When introducing a new concept to kids, it is often important to start with any relevant vocabulary. You can’t talk about a subject if you don’t know any of the words that describe that subject. The best place to start is with the forms of matter: liquid, solid, and gas. (You can skip plasma and Bose-Einstein condensate if your kid is younger than 6.)
Start with a simple example like an ice cube.

Step 1 – First, grab an ice cube and let your little one hold it, then have them put it in a cup or glass. Ask questions about how the ice feels in their hand. Is it wet or dry? Is it hard or squishy? Is the ice hot or cold?
Step 2 – Next, let them keep touching it while it’s in the cup. You can use plastic tupperware as well, the point is for them to observe and feel the ice as it melts into water. Explain to them that ice is water and that when water gets cold it turns into a solid form. As the temperature rises, the ice transforms into water.
Step 3 – Once the ice has completely melted, pull out a pot and add ice, water, and whatever is left in your cup. You’ll need to be careful for this part, but your want to turn on the burner let the water come to a boil. As the steam begins to rise and escape the pot explain to your preschooler that when water gets super hot it turns into a gas called steam. Do not let your toddler close to the pot or touch the steam. It’s too hot. Just pick them up and allow them to watch the steam from a distance. This is a great opportunity to teach your child why they shouldn’t ever touch the stovetop.
Step 4 – Once they’ve lost interest, it won’t take long, explore the house with them so they can find more things that are solid, and be sure to open the fridge so they can see other liquids like milk and juice. Gas is a little more difficult, but you can blow up a balloon or a bag to show how gas is all around us.
Extra credit – Ask your kid what liquid rock or metal might look like. You can talk about volcanoes and metal smithy so that they know that different substances have different melting and boiling points.
Diving Deeper With Books and Chemistry Kits
This book isn’t really for infants, it’s more geared toward 3 and 4-year-olds. If you are just looking for a great introductory explanation of chemistry, then you and your little one will love this board book.
Chemistry In My Dreams: Book 1: Natural Processes
Chemistry In My Dreams tells the story of Desi whose dreams teach her about chemistry. She learns about chemistry from a honey bee, a snowman, and others as she drifts off to sleep every night.
Clifford The Big Red Dog Kitchen Science Kit
Clifford The Big Red Dog Kitchen Science Kit lets your child experiment right in your own home. They’ll make slime, erupt a volcano, grow fungus, and much more. You might need to purchase a few additional items in your local grocery, but this is a great kit to engage your little ones.
My First Mind Blowing Science Kit
Scientific Explorer My First Mind Blowing Science Kit is a deluxe kit with over 20 pieces. Several of the experiments included are erupting an underwater volcano, growing crystals, creating a sunset in a test tube, and learning about acids and bases. Keep in mind, you’ll need to purchase additional items to complete all the experiments.
More Experiments You Can Do At Home 🧪
Two important words are: react and transform. For the purpose of a 6-year-old, react means that something happens when you put two different substances together. There could be heat, light, a change of color, or a smell. Transform means that one or more of the substances changes its state, or the two substances mix together and become something new. There are two experiments you can do with your kid to show reaction and transformation.

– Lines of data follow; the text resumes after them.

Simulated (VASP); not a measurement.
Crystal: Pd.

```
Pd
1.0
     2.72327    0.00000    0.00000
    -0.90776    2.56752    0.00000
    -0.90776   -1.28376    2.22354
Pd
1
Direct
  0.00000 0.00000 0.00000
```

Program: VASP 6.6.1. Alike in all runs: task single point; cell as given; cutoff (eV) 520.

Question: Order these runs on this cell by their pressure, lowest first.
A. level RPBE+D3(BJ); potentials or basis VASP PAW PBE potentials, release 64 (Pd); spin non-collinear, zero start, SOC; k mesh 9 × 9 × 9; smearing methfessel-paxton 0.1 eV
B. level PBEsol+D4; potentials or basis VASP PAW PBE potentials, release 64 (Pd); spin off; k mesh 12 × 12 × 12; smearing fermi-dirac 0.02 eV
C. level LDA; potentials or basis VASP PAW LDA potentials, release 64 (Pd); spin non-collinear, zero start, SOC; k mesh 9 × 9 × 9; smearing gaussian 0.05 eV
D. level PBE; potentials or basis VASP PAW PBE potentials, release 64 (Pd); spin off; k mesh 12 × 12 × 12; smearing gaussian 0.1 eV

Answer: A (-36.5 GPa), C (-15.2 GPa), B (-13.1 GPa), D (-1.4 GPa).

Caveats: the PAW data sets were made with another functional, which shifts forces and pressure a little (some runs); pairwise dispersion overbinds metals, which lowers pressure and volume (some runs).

The iconic kitchen science experiment is the volcano made of vinegar and baking soda. This is an excellent way to show your child how two inert substances can be mixed to cause a violent, or at least entertaining, reaction. For this experiment, all you need are water, a 20-ounce drink bottle, a deep pan, dishwasher detergent, baking soda, and vinegar.
Step 1 – Fill the bottle three-quarters of the way full with hot water.
Step 2 – Add half a teaspoon of dish detergent and two tablespoons of baking soda. You can add food coloring if you want. Have your kid stir the mixture until it is uniform. You can use this time to teach your kid the word solution, which means a stable mixture of different chemicals.
Step 3 – Put your bottle in the middle of the pan. Ask your kid what they think will happen when you add the vinegar to the liquid mixture. Have them list a series of hypotheses: maybe nothing will happen, maybe the color will change, or maybe it will give off a putrid odor.
Step 4 – Have your kid pour the vinegar into the mix and watch as the liquids combine and create a geyser of bubbles. You can keep adding baking soda and vinegar to continue the eruption.
What your child has observed is a transformation: Baking soda, (sodium bicarbonate) and vinegar (acetic acid) combine to form carbon dioxide, water, sodium, and acetate. Carbon dioxide is a gas, so it produces bubbles in the mixture. It is the same gas that you find in soda. Chemicals from one mixture separate and combine with chemicals from the other mixture, causing a variety of new substances to form. Much like mixing red and yellow to make orange, mixing a substance that is carbon and X with a substance that is oxygen and Y creates carbon dioxide and XY.

An excellent experiment for showing reaction is cleaning pennies with vinegar and salt. Start by collecting a bunch of old pennies. Ask your kid why old pennies are dirty and dull, while new pennies are shiny and bright. The answer is, in part, because they’ve been handled by thousands of people, all of whom excrete grease and leave it on everything they touch, and the pennies have accumulated decades of human oil, making them about as gross as a touchscreen. However, there is another reason why they are green and dingy which is way less disgusting.
Step 1 – In a bowl, mix a quarter cup vinegar with a teaspoon of salt.
Step 2 -Have your kid hold a penny, dip it in the solution halfway, and hold it for thirty seconds. When they pull it out, there will be a neat line across the middle, under which the penny is clean and above which it is dingy. What they’re seeing is a reaction: the copper oxide on the surface of the penny is being dissolved by the vinegar (acetic acid). The reason the pennies were greenish, to begin with, was that the copper on their surfaces reacted with oxygen in the air to create a film of copper oxide on the outside of the penny. This process simply removes that film.
Step 3 – Dump a bunch of pennies into the solution and watch as they react, becoming cleaner before your eyes. Pull them out after five minutes. You can put half of them on a paper towel to dry, and then rinse half of them in water and leave them out to dry separately. After an hour check back to see if there is any difference between the two groups. The rinsed pennies will look just as they did when you pulled them out of the solution. However, the un-rinsed pennies will again be turning green. This is because the residue on the pennies precipitates a reaction between the copper and the oxygen in the air, again putting a film of copper oxide onto the pennies.
This is a great way to introduce the idea that chemicals are all around us, and are constantly interacting. The air is made of a variety of chemicals, and they can react with solids and liquids. For example, you can talk to your kids about what rust is, or how the air they breath in is different from the air they breath out.
Without knowing that a chemical is made of a variety of molecules, which are made of atoms, which interact by means of different bonds, your kid can see how chemistry works. Then, they will begin to understand that matter is made not of immutable substances, but of combinations of substances that can interact, degrade, transform, and recombine to form other substances.
Soon you will be introducing your kid to the periodic table of the elements, where they will likely be drawn towards Unununium, or Uuu, element 111.